Prometheus Metrics¶

v2.7 and after

Introduction¶

Argo emits a certain number of controller metrics that inform on the state of the controller at any given time. Furthermore, users can also define their own custom metrics to inform on the state of their Workflows.

Custom Prometheus metrics can be defined to be emitted on a Workflow- and Template-level basis. These can be useful for many cases; some examples:

Keeping track of the duration of a Workflow or Template over time, and setting an alert if it goes beyond a threshold
Keeping track of the number of times a Workflow or Template fails over time
Reporting an important internal metric, such as a model training score or an internal error rate

Emitting custom metrics with Argo is easy, but it's important to understand what makes a good Prometheus metric and the best way to define metrics in Argo to avoid problems such as cardinality explosion.

Metrics and metrics in Argo¶

There are two kinds of metrics emitted by Argo: controller metrics and custom metrics.

Controller metrics¶

Metrics that inform on the state of the controller; i.e., they answer the question "What is the state of the controller right now?" Default controller metrics can be scraped from service workflow-controller-metrics at the endpoint <host>:9090/metrics

Custom metrics¶

Metrics that inform on the state of a Workflow, or a series of Workflows. These custom metrics are defined by the user in the Workflow spec.

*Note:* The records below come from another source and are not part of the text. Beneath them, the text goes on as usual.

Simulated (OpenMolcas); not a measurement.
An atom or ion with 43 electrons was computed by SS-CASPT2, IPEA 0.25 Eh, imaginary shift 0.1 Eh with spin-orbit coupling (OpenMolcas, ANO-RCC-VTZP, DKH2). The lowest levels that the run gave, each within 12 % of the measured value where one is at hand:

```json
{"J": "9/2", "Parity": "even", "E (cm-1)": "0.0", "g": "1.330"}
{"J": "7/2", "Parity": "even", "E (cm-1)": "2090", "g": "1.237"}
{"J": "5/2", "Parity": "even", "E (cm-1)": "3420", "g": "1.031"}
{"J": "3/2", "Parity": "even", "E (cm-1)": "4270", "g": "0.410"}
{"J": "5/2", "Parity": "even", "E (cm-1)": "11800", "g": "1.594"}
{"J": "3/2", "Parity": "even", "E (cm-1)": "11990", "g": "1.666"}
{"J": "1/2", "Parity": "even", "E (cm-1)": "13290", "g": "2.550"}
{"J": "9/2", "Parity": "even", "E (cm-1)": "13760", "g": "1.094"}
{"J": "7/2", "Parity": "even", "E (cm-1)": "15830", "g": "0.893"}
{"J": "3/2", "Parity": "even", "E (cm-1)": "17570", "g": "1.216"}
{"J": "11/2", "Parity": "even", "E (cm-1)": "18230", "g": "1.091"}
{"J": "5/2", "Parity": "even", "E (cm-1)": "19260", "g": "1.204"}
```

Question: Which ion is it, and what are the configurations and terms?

Emitting custom metrics is the responsibility of the emitter owner. Since the user defines Workflows in Argo, the user is responsible for emitting metrics correctly.

What is and isn't a Prometheus metric¶

Prometheus metrics should be thought of as ephemeral data points of running processes; i.e., they are the answer to the question "What is the state of my system right now?". Metrics should report things such as:

a counter of the number of times a workflow or steps has failed, or
a gauge of workflow duration, or
an average of an internal metric such as a model training score or error rate.

Metrics are then routinely scraped and stored and -- when they are correctly designed -- they can represent time series. Aggregating the examples above over time could answer useful questions such as:

How has the error rate of this workflow or step changed over time?
How has the duration of this workflow changed over time? Is the current workflow running for too long?
Is our model improving over time?

Prometheus metrics should not be thought of as a store of data. Since metrics should only report the state of the system at the current time, they should not be used to report historical data such as:

the status of an individual instance of a workflow, or
how long a particular instance of a step took to run.

Metrics are also ephemeral, meaning there is no guarantee that they will be persisted for any amount of time. If you need a way to view and analyze historical data, consider the workflow archive or reporting to logs.

Default Controller Metrics¶

Metrics for the Four Golden Signals are:

Latency: argo_workflows_queue_latency
Traffic: argo_workflows_count and argo_workflows_queue_depth_count
Errors: argo_workflows_count and argo_workflows_error_count
Saturation: argo_workflows_workers_busy and argo_workflows_workflow_condition

`argo_pod_missing`¶

Pods were not seen. E.g. by being deleted by Kubernetes. You should only see this under high load.

Note

This metric's name starts with argo_ not argo_workflows_.

`argo_workflows_count`¶

Number of workflow in each phase. The Running count does not mean that a workflows pods are running, just that the controller has scheduled them. A workflow can be stuck in Running with pending pods for a long time.

`argo_workflows_error_count`¶

A count of certain errors incurred by the controller.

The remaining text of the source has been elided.